Yet as Naoto Kumazawa’s film alternates between Misako’s coming of age as a sociopathic killer, and Ryosuke’s search for Chie, it will become apparent that these two stories are intimately related. For much as Misako (played as a child by Kaya Kiyohara and as an adult by Yuriko Yoshitaka) seeks a ‘Yurigokoro’ – a word that she misheard as an infant from a doctor – to bring balance and meaning to her life, Ryosuke too is struggling to displace the dark impulses lying dormant deep within himself. Misako’s sense of emptiness is figured by the holes that she keeps trying to fill – first the oral and urethral holes in her plastic ‘drink and wet doll’ Yuriko, and then the hole in the lid of a well that she sadistically feeds with live snails, lizards and frogs, and then her own bodily orifices (expressly compared to the doll’s) when she later works as a prostitute. Meanwhile, Ryosuke’s hole is the gap in his own life story that the journal he is reading gradually supplements in unexpected ways. 

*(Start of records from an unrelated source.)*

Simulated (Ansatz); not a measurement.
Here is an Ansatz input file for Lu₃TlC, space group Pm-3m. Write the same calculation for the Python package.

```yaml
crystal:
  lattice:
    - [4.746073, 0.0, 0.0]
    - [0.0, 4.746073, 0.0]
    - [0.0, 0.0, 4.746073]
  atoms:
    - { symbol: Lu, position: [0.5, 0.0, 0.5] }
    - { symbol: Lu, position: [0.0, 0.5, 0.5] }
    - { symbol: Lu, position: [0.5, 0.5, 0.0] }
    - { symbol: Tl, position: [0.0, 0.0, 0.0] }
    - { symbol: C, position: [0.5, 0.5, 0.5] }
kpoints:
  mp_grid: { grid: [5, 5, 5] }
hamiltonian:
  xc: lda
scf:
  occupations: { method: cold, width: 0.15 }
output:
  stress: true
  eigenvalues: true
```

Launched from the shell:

Yurigokoro has been adapted from the 2011 novel of the same name by Mahokaru Numata who, along with fellow novelists Kanae Minato, Kazuya Shiraishi and Natsuo Kirino, has become known for a relatively recent and highly popular subgenre of mystery fiction. Named for the sound that readers will ideally make while consuming it, iyamisu (literally “eww mystery”) combines traditional elements of the mystery with darker, more grotesque ingredients. Perhaps Gone Girl (both Gillian Flynn’s 2011 novel and David Fincher’s 2014 film) is the closest English-language equivalent, while Confessions (Minato’s 2008 novel and Tetsuya Nakashima’s 2010 film) is the Japanese example most familiar to western audiences. 

In the case of Yurigokoro, what starts as a sweet romance soon digresses to Misako’s disturbingly sensational narrative (full of casual cruelty, lesbian self-harm and cold-blooded murder), with Ryosuke’s own life gradually spiralling into an unhinged sort of melodrama. If these tonal shifts seem jarring, that is, given the film’s generic affiliations with Numata and iyamisu, an entirely intended effect. The journal Yurigokoro that Ryosuke finds elicits a complex response from him: it both freaks him out and increasingly infatuates him as he begins to suspect that it may not be a novel but a true story (with a very particular intended readership); it starts to haunt not only his daily thoughts but also his dreams; and ever so subtly it draws out characteristics and behaviours from inside of him that he never knew he had. As all this unfolds, we cannot help but be aware that we too are giving ourselves over to a text with the same name and the same themes. We might even wonder, beyond our initial ‘eww’, what effect its reception is having on us, and what it might be showing us about ourselves. 

In the film’s opening sequence, when Chie asks Ryosuke never to speed again, she is trying to change him. In a sense, that is the film’s principal theme – the nature with which we are born (e.g. Misako’s psychopathic tendencies and homicidal urges), and the capacity for love to contain or transform that nature, and tame the beast.